Skip to content

Latest commit

 

History

History
102 lines (54 loc) · 8.16 KB

File metadata and controls

102 lines (54 loc) · 8.16 KB

Project Technologies

Overview

This document is mean to summarize all of the various technologies and tools used across the Clean & Green Philly project, encompassing both frontend, backend, ETL pipeline, devops/infrastructure, and miscellaneous tools. The following will include a brief description of each technology as well as its function within our project as well as links to external resource to help new contributors familiarize themselves.

Frontend

Next.js

Our frontend web app is built with the Next.js framework, which is a React-based framework with additional, opinionated solutions for how to accomplish common web application tasks including routing, data fetching, optimizations for serving media files, and a range of other features. The best place to learn more about Next.js is directly on their docs.

React

React is the frontend, Javascript library that Next.js itself is built around. It is built around the philosophy of separating portions of a web application's visual design and functionality into separate chunks known as components, which can combined and reuse in modular ways across the application. You can read more about React on its docs.

Tailwind

We use Tailwind as our CSS framework, which is an increasing popular for styling in modern web applications. You can read more on their docs. Clean & Green Philly currently uses Tailwind v3 as opposed to the most recently released v4, which includes some major design differences, so be sure you are referencing the correct portion of the docs.

Eslint and Prettier

For linting and formatting, we use the standard solutions of ESLint and Prettier.

ESLint - https://eslint.org/docs/latest/

Prettier - https://prettier.io/docs/

Because the overlap in roles for linting and formatters can be quite close, be sure to reference the integration docs about the interaction between the two technologies here.

Maplibre

The primary functionality of our web application is the interactive map to view vacant properties across Philadelphia. We achieve that using the Maplibre GL library, which is an open source Typescript library for rendering maps based on vector tile information in the browser environment. We supply the library with the primary feature information for visualization from our data pipeline and Maplibre GL creates an interactive map with zoom, panning, selection, and other capabilities.

There are two documentation sources to note - the original library which includes all of the original Typescript classes and objects for interacting with the map and react-map-gl, a library of React component that wrap that functionality and allow them to be included in React-based applications with declarative style.

Maplibre GL - https://maplibre.org/maplibre-gl-js/docs/

React Maplibre - https://visgl.github.io/react-map-gl/docs/api-reference/maplibre/map

ETL Pipeline

Python

All our data sourcing and pipeline code is written in Python. It's likely already installed on any particular contributors computer, but you can find documentation for installation and other resources on the main site here. Keep in mind we use specific Python versioning within the project that you will need to adhere to using other tooling mentioned later in this document and the setup details.

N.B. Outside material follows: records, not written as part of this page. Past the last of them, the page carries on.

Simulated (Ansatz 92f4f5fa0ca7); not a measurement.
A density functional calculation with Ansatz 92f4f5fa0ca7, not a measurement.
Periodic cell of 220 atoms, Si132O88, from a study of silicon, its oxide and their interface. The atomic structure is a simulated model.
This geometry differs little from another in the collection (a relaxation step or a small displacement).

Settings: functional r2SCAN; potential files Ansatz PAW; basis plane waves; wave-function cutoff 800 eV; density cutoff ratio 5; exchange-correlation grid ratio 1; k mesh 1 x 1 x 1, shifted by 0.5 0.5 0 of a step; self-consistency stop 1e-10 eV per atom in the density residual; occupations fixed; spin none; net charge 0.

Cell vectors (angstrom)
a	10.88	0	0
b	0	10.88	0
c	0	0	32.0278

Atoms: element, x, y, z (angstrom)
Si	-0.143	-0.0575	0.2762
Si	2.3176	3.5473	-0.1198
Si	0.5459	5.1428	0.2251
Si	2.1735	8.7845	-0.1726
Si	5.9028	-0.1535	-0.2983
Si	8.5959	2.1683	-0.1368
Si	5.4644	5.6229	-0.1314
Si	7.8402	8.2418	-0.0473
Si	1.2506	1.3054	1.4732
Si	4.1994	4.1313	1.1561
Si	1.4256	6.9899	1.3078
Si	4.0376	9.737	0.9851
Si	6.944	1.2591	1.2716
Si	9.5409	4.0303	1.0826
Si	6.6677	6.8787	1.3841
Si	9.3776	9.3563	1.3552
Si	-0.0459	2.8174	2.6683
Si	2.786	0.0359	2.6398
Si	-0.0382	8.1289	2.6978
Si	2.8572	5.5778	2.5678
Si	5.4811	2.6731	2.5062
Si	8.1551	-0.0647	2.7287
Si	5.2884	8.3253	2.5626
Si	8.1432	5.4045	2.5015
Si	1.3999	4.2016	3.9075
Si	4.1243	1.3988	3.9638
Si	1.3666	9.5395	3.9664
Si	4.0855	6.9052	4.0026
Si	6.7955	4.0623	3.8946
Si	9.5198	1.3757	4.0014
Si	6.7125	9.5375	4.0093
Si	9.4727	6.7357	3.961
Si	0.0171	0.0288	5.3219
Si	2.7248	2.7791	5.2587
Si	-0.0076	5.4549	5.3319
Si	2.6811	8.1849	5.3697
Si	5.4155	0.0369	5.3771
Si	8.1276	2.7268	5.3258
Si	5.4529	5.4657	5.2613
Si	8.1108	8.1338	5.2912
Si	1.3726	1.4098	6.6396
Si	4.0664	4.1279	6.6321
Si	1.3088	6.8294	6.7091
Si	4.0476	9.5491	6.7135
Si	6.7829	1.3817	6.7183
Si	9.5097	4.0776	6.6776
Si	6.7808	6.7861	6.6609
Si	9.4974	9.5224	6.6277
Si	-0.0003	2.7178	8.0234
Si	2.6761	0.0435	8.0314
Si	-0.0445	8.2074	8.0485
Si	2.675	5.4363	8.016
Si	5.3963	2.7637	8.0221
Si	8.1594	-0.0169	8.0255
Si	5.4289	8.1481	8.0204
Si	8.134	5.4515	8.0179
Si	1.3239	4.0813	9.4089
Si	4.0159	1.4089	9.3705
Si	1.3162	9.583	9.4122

You can find a lightweight refresher of basic syntax and concetps across the language at w3schools or more in-depth and comprehensive discussion on the main docs.

Geopandas

As we are working with geospatial data and sourcing and transforming it in various ways, we use the main Python-based, open source library for working with such data - geopandas. It is an extension on the popular pandas framework that allwos you to organize data into flexible DataFrame objects for easy manipulation and transformation as well as adding additional support for geographic objects in the GeoSeries and GeoDataFrame types. The documentation is available here.

File Formatting - Geoparquet, PMTiles, tippiecanoe

We use a variety of file types for storage of the end dataset constructed by the ETL pipeline. The most common format for encoding geospatial data is GeoJSON, which stores the geometry and other information in a familiar JSON format. However, because this is inefficient for loading and fetching client-side in our web application, we convert to several other file formats for better performance.

The first are PMtiles, which is a single-file vector tile format for geospatial data. It's main benefit is that it, as a single file, encompasses all vector tiles are each zoom level for our data, and so it can be hosted in our Google Cloud Bucket and simply fetched from by Maplibre rather than needing a more complex backend or querying solution as an intermediary. More information can be found here.

The second are GeoParquet files, which are a geospatial addition to Apache Parquet files. Their benefit is they are a highly performant way to compress and store columnar data, and they have useful mechanisms for self-describing and partitioning the data within the file itself for faster retrieval and querying in the future. You can find out more here.

Python version and dependency management - uv

We manage our Python dependencies using uv which mantains them through the pyproject.toml and uv.lock. Our Python versioning is managed through Docker when running the main script, but if you were interested in doing local development, you can also pin your Python version to 3.11.4 using uv.

uv python install 3.11.4

Vulture

Vulture is a code checking utility used for identifying dead and unused Python code within our repo. It is included as a check in our precommit hook for PRs. The Github repo for the tool can be found here.

Devops - CI/CD - Infrastructure

Docker - Docker Compose

Docker is a container tool that is used for creating an isolated and controllable environment to run our code that is replicable across different machines. Our ETL pipeline runs inside what is referred to as a container in Docker, which manages the versioning and dependencies of everything we use in our repo as well as ensuring it interfaces with a standardized operating system within the container's virtualized environment.

You can read more about in the Docker docs here, and the easiest way to get setup with using Docker is Docker Desktop with installation instructions here.

Google Cloud

All of the data produced by our pipeline needs to be stored somewhere for access from our web application, and we do so with a Google Cloud bucket that holds the geospatial data as well as street view images to be served up request from the site. In addition, we have a Google Cloud Compute Engine (VM) setup to run our pipeline on a regularly scheduled interval to update our data.

Google Cloud is a broad platform and subject with a lot of details, but those interested in learning more or taking on any infrastructure tasks that crop up in the future can learn more on their docs.

Github Actions

For our CI/CD, we use Github Action for a number of workflows to manage incoming pull requests, labelling issues and assigning reviews, and generating automated releases. Some of those workflows need additional correction and revision in their current form, which we are getting to, but they can be found in the .github directory of the repo.

Documentation for possible tasks accomplished by Github actions and writing them is here.

Other Useful Links

https://advena.hashnode.dev/heavy-map-visualizations-fundamentals-for-web-developers

Useful blog discussing approaches to architectural approaches and serving geospatial data to frontend applications.